FOURTH AMENDMENT TO CREDIT AGREEMENT
THIS FOURTH AMENDMENT (this "AMENDMENT"), to the Credit Agreement dated as
of October 23, 1996, among CENTRAL PRODUCTS COMPANY, a Delaware corporation
("CENTRAL"), XXXXX-BRIDGE INDUSTRIES, INC., a Delaware corporation ("XXXXX"),
ENTOLETER, INC. ("ENTOLETER" and, together with Central and Xxxxx, the
"BORROWERS"), SPINNAKER INDUSTRIES, INC., a Delaware corporation (the
"GUARANTOR" and together with the Borrowers, the "CREDIT PARTIES"), each of the
financial institutions from time to time parties thereto, as lenders (the
"LENDERS"), BT COMMERCIAL CORPORATION, as agent (in such capacity, the "AGENT")
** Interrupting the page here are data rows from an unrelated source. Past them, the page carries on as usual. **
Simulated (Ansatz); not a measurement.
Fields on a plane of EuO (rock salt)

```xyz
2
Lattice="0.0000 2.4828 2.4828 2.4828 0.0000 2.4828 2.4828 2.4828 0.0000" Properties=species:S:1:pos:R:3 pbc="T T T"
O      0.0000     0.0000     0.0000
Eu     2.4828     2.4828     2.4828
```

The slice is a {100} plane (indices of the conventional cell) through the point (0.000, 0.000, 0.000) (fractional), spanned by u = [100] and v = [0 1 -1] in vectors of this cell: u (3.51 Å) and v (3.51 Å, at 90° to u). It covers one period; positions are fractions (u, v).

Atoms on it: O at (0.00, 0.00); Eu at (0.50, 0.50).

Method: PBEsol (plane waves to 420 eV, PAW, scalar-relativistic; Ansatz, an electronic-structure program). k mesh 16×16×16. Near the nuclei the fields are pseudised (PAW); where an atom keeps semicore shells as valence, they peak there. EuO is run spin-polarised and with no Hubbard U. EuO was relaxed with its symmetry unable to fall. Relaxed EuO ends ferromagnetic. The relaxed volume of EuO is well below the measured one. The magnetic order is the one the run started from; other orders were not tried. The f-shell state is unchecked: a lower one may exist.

for the Lenders, TRANSAMERICA BUSINESS CREDIT CORPORATION, as collateral agent
(in such capacity, the "COLLATERAL AGENT"), and BANKERS TRUST COMPANY, as
issuing bank (the "ISSUING BANK"), is made as of December 31, 1997 among the
Credit Parties and the undersigned Lenders.
W I T N E S S E T H :
WHEREAS, Credit Parties, the Lenders, the Agent, the Collateral Agent and
the Issuing Bank are parties to the Credit Agreement, dated as of October 23,
1996 (as amended by the First Amendment dated as of December 31, 1996, the
Second Amendment dated as of March 31, 1997, the Third Amendment dated as of
September 30, 1997 and as the same may be further amended, supplemented or
otherwise modified from time to time, the "CREDIT AGREEMENT"; capitalized terms
used herein shall have the meanings assigned to them in the Credit Agreement
unless otherwise defined herein);
WHEREAS, the Credit Parties have requested that the Majority Lenders agree
to amend the Credit Agreement in the manner set forth herein; and
WHEREAS, the undersigned Lenders are agreeable to such amendment, but only
on the terms and subject to the conditions set forth herein;
NOW, THEREFORE, in consideration of the foregoing and other good and
valuable consideration, the parties hereto hereby agree as follows:
SECTION 1. AMENDMENT TO CREDIT AGREEMENT. Section 7.2(u) of the Credit
Agreement is, effective as of the date hereof and subject to Section 2
hereof, amended by deleting "1.60:1.00" and substituting therefor "1.35:1.00".
SECTION 2. EFFECTIVENESS. This Amendment shall become effective upon
the Agent's receipt of this Amendment, duly executed by the Credit Parties
and the Majority Lenders.
SECTION 3. REPRESENTATIONS AND WARRANTIES OF THE CREDIT PARTIES. Each
of the Credit Parties represents and warrants as follows:
(a) The execution, delivery and performance by such Credit Party of this
Amendment (i) are within such Credit Party's corporate powers and authority,
have been duly authorized by all necessary corporate action and do not
contravene (A) such Credit Party's Governing Documents, (B) any Requirement
of Law applicable to it or any of its properties or (C) any franchise,
license, permit, indenture, contract, lease, agreement, instrument or other
commitment to which it is a party or by which it or any of its properties are
bound, (ii) will not result in a Default or an Event of Default and (iii)
will not result in or require the creation or imposition of any Lien upon or
with respect to any property now owned or hereafter acquired by such Credit
Party (other than Liens permitted by the Credit Agreement).
(b) This Amendment constitutes the legal, valid and binding obligations
of such Credit Party enforceable against such Credit Party in accordance with
its terms, except as such enforceability may be limited by bankruptcy,
insolvency or similar laws affecting creditor's rights generally and general
principles of equity.
SECTION 4. REFERENCE TO AND EFFECT ON THE CREDIT DOCUMENTS.
(a) Upon the effectiveness of this Amendment, on and after the date
hereof, each reference in the Credit Agreement to (i) "this Agreement,"
"hereunder," "hereof," "herein" and words of like import, and such words or
words of like import in each reference in the Credit Documents, shall mean
and be a reference to the Credit Agreement as amended hereby.
(b) Except as specifically amended hereby, all of the terms and
provisions of the Credit Agreement shall remain in full force and effect and
are hereby ratified and confirmed.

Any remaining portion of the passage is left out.